Lemma 65.8.5. Let $S \in \mathop{\mathrm{Ob}}\nolimits (\mathit{Sch}_{fppf})$. Let $F$ be a presheaf of sets on $(\mathit{Sch}/S)_{fppf}$. Assume

1. $F$ is a sheaf,

2. there exists an index set $I$ and subfunctors $F_ i \subset F$ such that

1. each $F_ i$ is an algebraic space,

2. each $F_ i \to F$ is representable,

3. each $F_ i \to F$ is an open immersion (see Definition 65.5.1),

4. the map $\coprod F_ i \to F$ is surjective as a map of sheaves, and

5. $\coprod F_ i$ is an algebraic space (set theoretic condition, see Lemma 65.8.4).

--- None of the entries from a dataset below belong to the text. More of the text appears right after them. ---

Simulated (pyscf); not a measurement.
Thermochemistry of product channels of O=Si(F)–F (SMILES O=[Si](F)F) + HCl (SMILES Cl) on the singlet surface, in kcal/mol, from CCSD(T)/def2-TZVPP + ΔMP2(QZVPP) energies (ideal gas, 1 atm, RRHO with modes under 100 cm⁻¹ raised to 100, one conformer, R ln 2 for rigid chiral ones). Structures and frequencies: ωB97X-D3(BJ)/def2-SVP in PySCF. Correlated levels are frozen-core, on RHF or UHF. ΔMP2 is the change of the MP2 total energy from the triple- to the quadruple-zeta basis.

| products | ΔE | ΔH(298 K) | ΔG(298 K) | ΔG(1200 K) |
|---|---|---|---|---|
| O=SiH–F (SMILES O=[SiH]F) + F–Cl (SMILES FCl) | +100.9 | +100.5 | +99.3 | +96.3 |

Then $F$ is an algebraic space.

Proof. Let $T$ be an object of $(\mathit{Sch}/S)_{fppf}$. Let $T \to F$ be a morphism. By assumption (2)(b) and (2)(c) the fibre product $F_ i \times _ F T$ is representable by an open subscheme $V_ i \subset T$. It follows that $(\coprod F_ i) \times _ F T$ is represented by the scheme $\coprod V_ i$ over $T$. By assumption (2)(d) there exists an fppf covering $\{ T_ j \to T\} _{j \in J}$ such that $T_ j \to T \to F$ factors through $F_ i$, $i = i(j)$. Hence $T_ j \to T$ factors through the open subscheme $V_{i(j)} \subset T$. Since $\{ T_ j \to T\}$ is jointly surjective, it follows that $T = \bigcup V_ i$ is an open covering. In particular, the transformation of functors $\coprod F_ i \to F$ is representable and surjective in the sense of Definition 65.5.1 (see Remark 65.5.2 for a discussion).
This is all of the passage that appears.